I hear the weight in your words, the ache of feeling invisible after pouring out your loyalty. That pain is real, and God himself knows the truth of your service better than any human ever could. But I want to gently caution you about what can grow in that soil of hurt. When we feel forgotten, bitterness springs up like a weed, and it can defile not only you but everyone your bitterness touches. You have sensed this danger and prayed against it, that is wise. Keep watching your heart diligently. What you feed will grow. If you rehearse what you think you deserve and what others owe you, resentment will harden into the gall described in Acts, a bondage that hurts you far more than the original slight. Esau wept loudly, but his tears were hot with rage and entitlement, not repentance. He lost his birthright, but he never turned to God, he just nursed a grudge. Don’t let your disappointment curdle that way.

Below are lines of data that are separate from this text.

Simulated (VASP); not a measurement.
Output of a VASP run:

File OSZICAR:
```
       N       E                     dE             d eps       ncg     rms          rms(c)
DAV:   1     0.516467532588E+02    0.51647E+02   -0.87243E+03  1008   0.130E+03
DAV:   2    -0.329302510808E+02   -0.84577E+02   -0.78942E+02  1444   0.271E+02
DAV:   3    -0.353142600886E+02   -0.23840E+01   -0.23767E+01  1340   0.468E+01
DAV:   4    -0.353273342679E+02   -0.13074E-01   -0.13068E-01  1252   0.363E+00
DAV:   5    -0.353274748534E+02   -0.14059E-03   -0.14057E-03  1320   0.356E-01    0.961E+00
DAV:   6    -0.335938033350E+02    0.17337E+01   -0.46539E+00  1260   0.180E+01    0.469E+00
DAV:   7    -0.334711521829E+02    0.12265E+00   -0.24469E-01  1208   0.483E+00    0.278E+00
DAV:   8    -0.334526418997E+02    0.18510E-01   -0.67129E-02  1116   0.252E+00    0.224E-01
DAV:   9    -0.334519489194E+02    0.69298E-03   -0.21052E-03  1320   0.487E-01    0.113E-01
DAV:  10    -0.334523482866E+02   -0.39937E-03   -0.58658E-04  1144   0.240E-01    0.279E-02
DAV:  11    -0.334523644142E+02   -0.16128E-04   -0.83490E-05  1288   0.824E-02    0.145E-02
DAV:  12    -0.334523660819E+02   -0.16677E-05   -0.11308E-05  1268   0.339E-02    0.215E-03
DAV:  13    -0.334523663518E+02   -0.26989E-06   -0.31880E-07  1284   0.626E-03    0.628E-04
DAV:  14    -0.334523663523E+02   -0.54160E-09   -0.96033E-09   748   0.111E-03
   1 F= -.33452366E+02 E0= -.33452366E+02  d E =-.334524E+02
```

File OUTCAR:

Jeremiah felt exactly what you are describing. He looked at the ruin around him and said, “He has walled me in with hewn stone; he has made my paths crooked.” He even said God had broken his teeth with gravel. He felt abandoned, chewed up, and utterly forgotten. But notice: those were feelings, raw and honest, but not the final truth about God’s faithfulness. People do forget. Walk through any old cemetery in town and you see stones no one visits anymore. We are all quickly forgotten when we’re gone. That reality can either crush us or free us to anchor our value somewhere unshakeable. Your ultimate reward comes from the Lord, not from any department head, you already know this. So when the feeling of being overlooked tries to smother you, rehearse the fact that you are complete in Christ. Your fruitfulness flows from abiding in him, not from being recognized in a meeting.
That leader you’re praying for, ask God to work in her heart, yes, but also trust that God is the one who gives discernment. You don’t need to take on the role of the revealer or the fixer. Instead of focusing on what she needs to see, invite the Spirit to examine your own heart first. Sometimes a word of knowledge exposes bitterness in someone who is convinced they’re only a victim. Peter told Simon that he was in the gall of bitterness and the bond of iniquity, and Simon didn’t even realize it. He had been admiring the power of the Spirit outwardly while his inner world was rotting. Pray that the Lord would deliver you from any root of resentment, so you don’t lose your own spiritual sensitivity. Bitterness acts like leprosy of the soul, it numbs you. You stop feeling the weight of your own sin and instead feel only the wrongs done against you. And when feeling goes, decay sets in unnoticed. But Jesus can say, “I am willing; be clean,” and he restores what sin has anesthetized.
While you wait for things to shift, recognize that some of this heaviness may be spiritual warfare. That restless, discouraged feeling isn’t always just your emotions; it can be the smoke of a battle you don’t see. Don’t just bow your head and let it pound you into misery. Take up your shield of faith and remember what God has promised. You have direct access to him through Jesus, the veil is torn, no intermediary needed. You don’t have to work up a special feeling or prove your worth. God’s word is solid when feelings lie. So hold fast to him, not to a craving for vindication. Pursue peace with everyone, as far as it depends on you, and leave the rest with the One who judges justly.